With a crown on his head, Marcio Matolias carefully retouches his sandcastle, sculpting and smoothing with a shovel as bathers cool off nearby in the suffocating January heat.

They say a man’s home is his castle and Marcio has lived in his — albeit made of sand — on a beach in Rio de Janeiro for the last 22 years.

In Barra da Tijuca, a wealthy beachside neighborhood west of Rio, neighbors and friends call him “The King.”

He gladly assumes the role and poses willingly for passers-by, scepter in hand, on his throne outside his meticulously-sculpted home.

It seems a precarious existence but Marcio, 44, can never see himself living another way.

“People pay exorbitant rents to live in front of the sea. I don’t have any bills and I live very well here,” he told AFP, waving a hand at the white sand and the islands sparkling on the horizon.

It requires constant upkeep.

He retouches a turret here, adjusts a majestic gate there. He sprinkles water on the walls to keep them firm in the baking heat, which on a recent afternoon reached 40 C (104 F).

Despite the idyllic setting, inside space is tight — about three square meters (32 square feet). Marcio, single and with no children, lives with a pile of books and some golf clubs, his passions after fishing.

His bed? A sleeping bag on the ground. His bathroom? The firemen’s station about 30 meters away, where he can use the bathroom and shower for less than a dollar.

Marcio believes he has everything he needs. The only problem is the unbearable summer heat.

“The sand retains the heat, so sometimes I cannot sleep here and I go to sleep in a friend’s house. But the truth is I prefer to stay here, even if I have to sleep outside by the sea.”

Tourist attraction

Marcio came south to Rio from his humble hometown of Duque de Caxias to seek his fortune, but could only afford to live on the street.

All that changed when one day a friend taught him how to build a sandcastle.

“I learned a lot from reading and I think my castle is a mixture of styles, between Niemeyer and Gaudi,” he said of his royal palace, buttressed with sandbags and logs.

The mayor’s office never gave him a problem, he said.

“I became a tourist attraction in some way, and also a social service,” he said, gesturing to his bookstand on the nearby promenade.

He doesn’t ask for money, only that people exchange what they take.

To make a living, Marcio put a box for donations at the entrance to his sandcastle.

But, throughout a recent afternoon, of the score of people who stopped to take pictures, nobody left a coin.

Marcio doesn’t appear to care.

“They often rob the box. I used to get angry. I wanted to sleep with a stone in my hand to stop it, but I started living with that paranoia, and I don’t want that. I do this for pleasure,” he said.

Work in progress

From time to time, a shopping center pays him to make one of his magnificent sand sculptures for special events.
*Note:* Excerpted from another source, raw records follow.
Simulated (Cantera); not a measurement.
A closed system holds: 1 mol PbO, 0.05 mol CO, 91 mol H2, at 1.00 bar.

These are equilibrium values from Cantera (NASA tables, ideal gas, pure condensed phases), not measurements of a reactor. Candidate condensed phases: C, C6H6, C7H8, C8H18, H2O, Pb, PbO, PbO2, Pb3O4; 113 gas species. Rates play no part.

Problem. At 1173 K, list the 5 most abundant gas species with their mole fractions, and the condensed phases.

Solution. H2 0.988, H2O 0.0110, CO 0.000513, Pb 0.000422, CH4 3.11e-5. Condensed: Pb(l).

Marcio would like his works not to be so ephemeral. Rain can destroy in a few minutes the 10 or 20 hours’ work it takes him to carefully complete one of his fairytale castles.

An optimist by nature, Marcio hopes to be able to realize his great dream next year, to make sculptures using other materials, at a friend’s place.

Meanwhile, he doesn’t seem to tire of endlessly carving his fragile palace with a knife or a shovel.

Like his hero Gaudi’s Sagrada Familia cathedral in Barcelona, the largest unfinished basilica in the world, Marcio’s creation is a perpetual work in progress.